If I would have blogged every single day since the last day I blogged you wouldn't even understand how I survived until today..
From January 1st, 2013 up until today I have lived nothing but the worst days of my life. It all started with what I thought was the perfect opportunity to start my career but ended up being a demeaning job. So I did what any normal person would do.. I quit. Its been 4 months and since then I've been flooded with debt and worries. I know what you're thinking... "Well why the heck haven't you looked for a new job?!" Oh but I have my friend and I have been on countless interviews and there is always someone "a little more experienced" than me. I even took it upon myself to go to a temp agency, where they find you temporary jobs... You see how that has worked for me. Employers trying to pay $11/hr or even worse minimum wage to someone that has a degree isn't flying by me but I guess beggars can't be choosers right?! Every morning I wake up and check my emails in the hope that an employer is trying to offer me an opportunity because that's all I want, an opportunity, yet I get the same damn emails telling me the jobs I have applied for are still hiring. If only you could feel my frustration. I have found my soul in the brink of extinction lately yet here I am still standing. I wake up every morning and look forward to nothing yet I still thank the one above for another day of life. My soul is conflicted and filled with heaviness. I can't say there hasn't been good days because there has. There has been days where my soul is filled with some much hope and happiness but then it's like out of nowhere it remembers my reality. This year has been filled with tears and sorrow yet in the midst of it all I have found, over and over again, my true being. Though I sit in the midst of bills and playing this rat race my faith hasn't faltered. I never lay my head down thinking that this will forever be my reality. I have my boyfriend to partially thank for that... If he weren't by my side life would just be different. If I have to remember 2013 for something it would be for growing. Growing up, growing out, and growing within. So many more things have happened to me this year, including the above, that it is impossible to not grow in various ways.
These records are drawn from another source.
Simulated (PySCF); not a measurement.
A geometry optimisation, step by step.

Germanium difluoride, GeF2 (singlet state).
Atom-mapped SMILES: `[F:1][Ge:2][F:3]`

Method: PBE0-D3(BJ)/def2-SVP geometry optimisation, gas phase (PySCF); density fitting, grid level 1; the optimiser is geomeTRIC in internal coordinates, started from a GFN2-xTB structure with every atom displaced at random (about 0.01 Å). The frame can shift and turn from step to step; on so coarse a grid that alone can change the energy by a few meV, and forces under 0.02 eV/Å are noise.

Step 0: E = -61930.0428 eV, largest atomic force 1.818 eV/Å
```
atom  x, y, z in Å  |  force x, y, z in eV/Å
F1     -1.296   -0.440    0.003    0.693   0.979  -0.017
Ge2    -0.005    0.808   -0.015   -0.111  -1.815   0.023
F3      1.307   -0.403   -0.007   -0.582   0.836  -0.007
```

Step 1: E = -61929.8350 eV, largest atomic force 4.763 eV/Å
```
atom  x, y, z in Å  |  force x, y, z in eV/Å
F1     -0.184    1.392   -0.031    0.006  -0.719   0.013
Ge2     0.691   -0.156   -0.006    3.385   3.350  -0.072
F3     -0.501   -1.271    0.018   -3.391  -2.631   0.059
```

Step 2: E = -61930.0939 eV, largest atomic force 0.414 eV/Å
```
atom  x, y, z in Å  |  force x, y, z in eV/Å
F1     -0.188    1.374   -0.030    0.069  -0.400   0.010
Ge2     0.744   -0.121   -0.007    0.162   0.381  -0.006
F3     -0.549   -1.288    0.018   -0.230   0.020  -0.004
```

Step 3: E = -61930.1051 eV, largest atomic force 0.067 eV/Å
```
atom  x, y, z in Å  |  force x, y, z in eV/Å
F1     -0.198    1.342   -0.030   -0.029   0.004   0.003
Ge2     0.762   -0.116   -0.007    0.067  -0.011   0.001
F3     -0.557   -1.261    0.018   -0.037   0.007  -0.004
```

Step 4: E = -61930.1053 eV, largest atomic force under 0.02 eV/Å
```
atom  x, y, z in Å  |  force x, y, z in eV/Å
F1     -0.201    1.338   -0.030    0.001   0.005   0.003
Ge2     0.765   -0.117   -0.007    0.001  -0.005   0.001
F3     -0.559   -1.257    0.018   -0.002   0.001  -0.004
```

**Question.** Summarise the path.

I will continue to trek this road that has been unfolded before me maybe by my own doing or even on purpose. Maybe it's meant for me to find my purpose in life, my true calling. Maybe it's just to cleanse my soul and life. Maybe even to strengthen me or maybe all of the above. Whatever the purpose I shall keep walking, lost but with some sense of direction.
"A beautiful life does not just happen. It is built daily by prayer, humility, sacrifice and love. May that beautiful life be yours always."